COP26: LWF’s youth speak out against injustices in the world

Young people gather for a sit-in demonstration at COP25, in Madrid, Spain, to claim space for a range a groups whose voices are not often listened to in the space of global climate negotiations: youth, women, frontline communities, indigenous communities. Photo: LWF/Albin Hillert
Young people gather for a sit-in demonstration at COP25, in Madrid, Spain, to claim space for a range a groups whose voices are not often listened to in the space of global climate negotiations: youth, women, frontline communities, indigenous communities. Photo: LWF/Albin Hillert

Why LWF advocates for climate justice 

(LWI) – “The climate crisis is certainly one of the most important injustices in the world today. And the vulnerable suffer most from its impacts,” says Isaiah Toroitich, Head of Global Advocacy at The Lutheran World Federation (LWF), a few days ahead of the UN climate conference COP26. “We also know that climate change negatively affects other areas where LWF is engaged, such as human rights, gender justice, peace, and humanitarian emergencies.” 

In the wake of LWF’s participation at COP26, Toroitich and LWF’s Program Executive for Youth, Savanna Sullivan, explain advocacy priorities and youth involvement at this global event.  

A part of LWF’s advocacy portfolio 

The LWF approaches advocacy from a justice perspective, hence the focus on action for justice. “We work together with several partners to address injustices that communities face due to the actions or inactions of decision-makers,” explains Toroitich. “A key aspect of LWF advocacy is amplifying the voices of churches and faith communities and connecting our efforts with the human rights approach and theology.” 

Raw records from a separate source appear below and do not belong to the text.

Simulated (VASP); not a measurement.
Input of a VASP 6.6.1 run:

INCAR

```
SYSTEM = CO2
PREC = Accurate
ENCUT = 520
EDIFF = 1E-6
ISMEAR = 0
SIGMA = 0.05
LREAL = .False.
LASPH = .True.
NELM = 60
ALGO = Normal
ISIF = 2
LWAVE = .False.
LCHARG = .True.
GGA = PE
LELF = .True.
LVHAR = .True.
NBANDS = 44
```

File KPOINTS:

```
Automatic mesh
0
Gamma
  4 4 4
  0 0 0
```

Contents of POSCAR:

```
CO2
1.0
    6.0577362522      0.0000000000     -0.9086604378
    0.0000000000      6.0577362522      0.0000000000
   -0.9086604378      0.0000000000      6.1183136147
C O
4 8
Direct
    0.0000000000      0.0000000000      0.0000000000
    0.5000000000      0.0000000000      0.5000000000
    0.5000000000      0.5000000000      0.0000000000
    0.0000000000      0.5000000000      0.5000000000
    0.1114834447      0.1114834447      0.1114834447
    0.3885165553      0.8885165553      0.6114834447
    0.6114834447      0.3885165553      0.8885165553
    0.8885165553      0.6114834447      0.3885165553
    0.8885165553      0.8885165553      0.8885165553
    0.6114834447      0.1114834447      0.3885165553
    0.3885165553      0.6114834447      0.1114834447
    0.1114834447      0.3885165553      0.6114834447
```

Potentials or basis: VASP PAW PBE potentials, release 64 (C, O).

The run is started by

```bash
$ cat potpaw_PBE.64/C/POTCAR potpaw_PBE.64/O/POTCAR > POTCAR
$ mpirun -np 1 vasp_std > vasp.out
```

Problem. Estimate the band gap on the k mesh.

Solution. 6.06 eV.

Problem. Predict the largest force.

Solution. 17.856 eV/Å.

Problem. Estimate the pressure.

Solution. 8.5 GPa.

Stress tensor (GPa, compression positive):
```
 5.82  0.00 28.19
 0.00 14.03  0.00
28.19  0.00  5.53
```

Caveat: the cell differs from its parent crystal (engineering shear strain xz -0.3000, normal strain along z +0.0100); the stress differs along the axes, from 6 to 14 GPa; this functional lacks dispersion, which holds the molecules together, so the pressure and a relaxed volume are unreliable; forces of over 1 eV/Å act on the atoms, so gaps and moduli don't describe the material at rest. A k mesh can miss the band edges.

One example of this is the joint appeal by 40 faith leaders from around the globe, including LWF General Secretary Martin Junge. Ahead of COP26, they joined Pope Francis in signing an appeal to governments and decision-makers, urging them to take more ambitious action and cooperate more effectively to reduce global warming. 

Throughout the year, the LWF lifts the voices of people and communities affected by climate change in decision-making platforms such as the United Nations Framework Convention on Climate Change (UNFCCC), United Nations Environment Assembly (UNEA), Human Rights Council, and the UN High-level Political Forum on Sustainable Development (HLPF).

In addition to these activities, young people play a vital role in the LWF’s efforts for climate justice and creation care. “Our contribution to and focus on intergenerational justice, with LWF youth leading our climate justice advocacy and implementing climate projects in their communities and churches, is a significant achievement,” Toroitich underlines. 

Youth are key actors in LWF’s climate advocacy 

“Today’s young generation has an unprecedented experience of climate change,” says Savanna Sullivan, LWF’s Program Executive for Youth. “It has been at the forefront of the global conversation for most of their lives.” Moreover, climate issues disproportionally affect young people in many ways. For instance, young people themselves will bear the burden of the climate crisis for decades and are often the first to lose their livelihoods in the wake of related disasters. 

Against this background, “young people bring imagination and creative solutions to this crisis,” Sullivan notes. “These solutions are often unencumbered by what has been before or what might be possible.” Also, they bring “a unique level of energy and passion to the LWF delegation,” Sullivan recalls the preparatory meetings for COP26.

Having been part of the Evangelical Lutheran Church in America’s delegation to COP25 in Madrid, Spain, Sullivan is aware of the opportunities arising from this engagement. “The experience deeply affected the way I think about climate issues, faith, youth leadership, and advocacy,” she says. “I learned that COP is not just about negotiations or governance.” Although these aspects are crucial, she realized that the vast diversity of the global conversation around the negotiations is also essential. 

“I had conversations about eco-theology with young ecumenical and interfaith partners, I learned about contextual climate interventions from panels of indigenous youth from around the world, and I found out how indispensable faith communities are for young people in the global climate justice movement. All of this I also experienced alongside negotiations about climate finance, loss and damages, and adaptation,” Sullivan recalls. 

In addition, “all these conversations and perspectives are also extraordinary leadership formation opportunities for young people,” she says. “I felt much more confident returning to my member church and leading this movement with my peers than I had been before I attended COP.” 

By LWF/A. Weyermüller 


COP26

The LWF participates in the 26th UN Climate Change Conference (COP26) which takes place in Glasgow, Scotland, from 31 October to 12 November. This engagement is part of the communion’s ongoing focus to strengthen climate action and advocacy at all levels. Young people are vital agents of change and form the greater part of the LWF’s delegation to COP26.